Previously HMRC has targeted businesses and individuals using tax avoidance schemes to reduce the amount of tax they pay. Now HMRC is firmly setting its sights on accountants and tax advisers who design, market or facilitate the use of such schemes.

A very short eight-week consultation is now underway on proposals which are intended to impose sanctions on accountants and advisers of tax schemes which are defeated by HMRC in the Courts. Proposals to change the way the existing penalty regime works for those whose tax returns are found to be inaccurate as a result of using tax avoidance arrangements are also included.

The Government through HMRC is very clearly seeking to influence the behaviour of promoters and other intermediaries, including agents, Independent Financial Advisers (IFAs) and others in the tax avoidance supply chain who they describe as ‘enablers’.

The consultation makes clear that an ‘enabler’ of tax avoidance includes anyone in the supply chain who benefits from an end user implementing tax avoidance arrangements and without whom the arrangements as designed could not be implemented. The consultation document provides a number of case studies to illustrate who would be caught by the proposed new arrangements.

Fines for advisers who promote tax schemes could be very significant and recent press reports suggest these could be as high as  100% of the value of the unpaid tax. The proposals hinge on a more rigorous interpretation of what the government and HMRC consider to be beyond what is acceptable tax planning and falls into aggressive or overt tax avoidance schemes.

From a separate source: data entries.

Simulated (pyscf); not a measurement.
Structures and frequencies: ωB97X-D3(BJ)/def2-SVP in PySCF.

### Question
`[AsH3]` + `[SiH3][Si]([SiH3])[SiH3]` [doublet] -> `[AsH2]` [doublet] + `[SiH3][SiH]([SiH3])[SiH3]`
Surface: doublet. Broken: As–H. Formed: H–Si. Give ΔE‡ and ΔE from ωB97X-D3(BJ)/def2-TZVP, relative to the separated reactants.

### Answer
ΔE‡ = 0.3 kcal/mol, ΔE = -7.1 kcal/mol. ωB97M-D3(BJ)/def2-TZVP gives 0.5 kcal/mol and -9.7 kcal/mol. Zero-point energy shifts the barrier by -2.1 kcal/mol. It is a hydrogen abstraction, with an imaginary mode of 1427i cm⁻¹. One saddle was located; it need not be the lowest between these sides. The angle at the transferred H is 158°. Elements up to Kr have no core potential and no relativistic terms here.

The Chancellor of the Exchequer will set out the timing for the introduction of a new penalty regime as part of the March 2017 Budget with a view to introducing the rules into legislation an upcoming Finance Bill. Whilst the timing isn’t confirmed it looks likely, based on the consultation, that the penalty approach could take effect over the course of the 2017-18 tax year.

Whilst the ‘enablers’ of tax avoidance schemes are a relatively new target for HMRC don’t think for one minute they are ignoring the businesses and individuals who have used tax schemes. With the introduction of the  controversial APN (Accelerated Payment Notice) regime HMRC can already demand tax it believes it is owed before any dispute over tax arrangements is adjudicated in the Courts.

Clearly HMRC is keen to encourage businesses and individuals to seek settlement of any disputed tax arrangements before they reach litigation stage. The Bedrock team is experienced in negotiating settlements and time to pay arrangements for businesses who choose to resolve any disputed tax issues. You can find out more here or give us a call to discuss how we can help you avoid any additional penalties.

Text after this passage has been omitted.